Following the termination of the Restricted Period, all restrictions set forth in this Agreement or in the Plan relating to such portion or all, as applicable, of the Restricted Shares shall lapse as to such portion or all, as applicable, of the Restricted Shares, and a stock certificate for the appropriate number of Shares, free of the restrictions and restrictive stock legend, shall, as soon as practicable, be delivered to the Grantee pursuant to the terms of this Agreement.
To the extent that the Restricted Period applicable to any Restricted Shares shall have lapsed, the Grantee may receive, hold, sell or otherwise dispose of such Shares free and clear of the restrictions imposed under the Plan and this Agreement.
This Agreement shall not be construed as giving Grantee the right to be retained in the employ of the Company, and the Company may at any time dismiss Grantee from employment, free from any liability or any claim under the Plan but subject to the terms of any employment agreement or other contractual provision between the Company and Grantee.
The Committee shall make equitable and proportionate adjustments in the terms and conditions of, and the criteria included in, this Award in recognition of unusual and non-recurring events (including without limitation, the events described in Section 4.2 of the Plan) affecting the Company, or the financial statements of the Company, or of any changes in applicable laws, regulations, or accounting principles in accordance with the Plan.
Subject to the restrictions contained in the Plan, the Committee may waive any conditions or rights under, amend any terms of, or alter, suspend, discontinue, cancel or terminate the Award, prospectively or retroactively; provided that any such waiver, amendment, alteration, suspension, discontinuance, cancellation or termination that would materially and adversely affect the rights of the Grantee or any holder or beneficiary of the Award shall not to that extent be effective without the consent of the Grantee, holder or beneficiary affected.

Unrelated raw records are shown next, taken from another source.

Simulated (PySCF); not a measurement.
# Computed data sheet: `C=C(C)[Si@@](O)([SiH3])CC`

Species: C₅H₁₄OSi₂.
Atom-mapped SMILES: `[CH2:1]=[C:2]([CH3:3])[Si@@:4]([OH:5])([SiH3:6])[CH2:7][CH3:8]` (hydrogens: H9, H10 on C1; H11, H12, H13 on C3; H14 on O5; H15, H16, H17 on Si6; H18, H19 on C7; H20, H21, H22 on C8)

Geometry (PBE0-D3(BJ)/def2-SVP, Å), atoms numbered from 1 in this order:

If the Grantee makes an election under Section 83(b) of the Code with respect to the Award, the Award made pursuant to this Agreement shall be conditioned upon the prompt payment to the Company of any applicable withholding obligations or withholding taxes by the Grantee (“Withholding Taxes”). Failure by the Grantee to pay such Withholding Taxes will render this Agreement and the Award granted hereunder null and void ab initio and the Restricted Shares granted hereunder will be immediately cancelled. If the Grantee does not make an election under Section 83(b) of the Code with respect to the Award, upon the lapse of the Restricted Period with respect to any portion of Restricted Shares (or property distributed with respect thereto), the Company shall satisfy the required Withholding Taxes as set forth by Internal Revenue Service guidelines for the employer’s statutory withholding obligations with respect to Grantee and issue vested shares to the Grantee without restriction. The Company shall satisfy the required Withholding Taxes by
taking such action as it deems appropriate, including (a) by withholding from the Shares included in the Award that number of whole shares necessary to satisfy such taxes as of the date the restrictions lapse with respect to such Shares based on the Fair Market Value of the Shares, (b) by receiving a cash payment from Grantee, or (c) by withholding from other wages otherwise payable to Grantee. No Shares shall be released to the Grantee unless and until such Withholding Taxes have been satisfied as determined by the Company in its sole discretion.
The Grantee hereby acknowledges receipt of a copy of the Plan and agrees to be bound by all the terms and provisions thereof. The terms of this Agreement are governed by the terms of the Plan, and in the case of any inconsistency between the terms of this Agreement and the terms of the Plan, the terms of the Plan shall govern.
If any provision of this Agreement is, or becomes, or is deemed to be invalid, illegal, or unenforceable in any jurisdiction or as to any Person or the Award, or would disqualify the Plan or Award under any laws deemed applicable by the Committee, such provision shall be construed or deemed amended to conform to the applicable laws, or if it cannot be construed or deemed amended without, in the determination of the Committee, materially altering the intent of the Plan or the Award, such provision shall be stricken as to such jurisdiction, Person or Award, and the remainder of the Plan and Award shall remain in full force and effect.
All notices required to be given in connection with the Award shall be deemed to be received if delivered or mailed as provided for herein, to the parties at the following addresses, or to such other address as either party may provide in writing from time to time.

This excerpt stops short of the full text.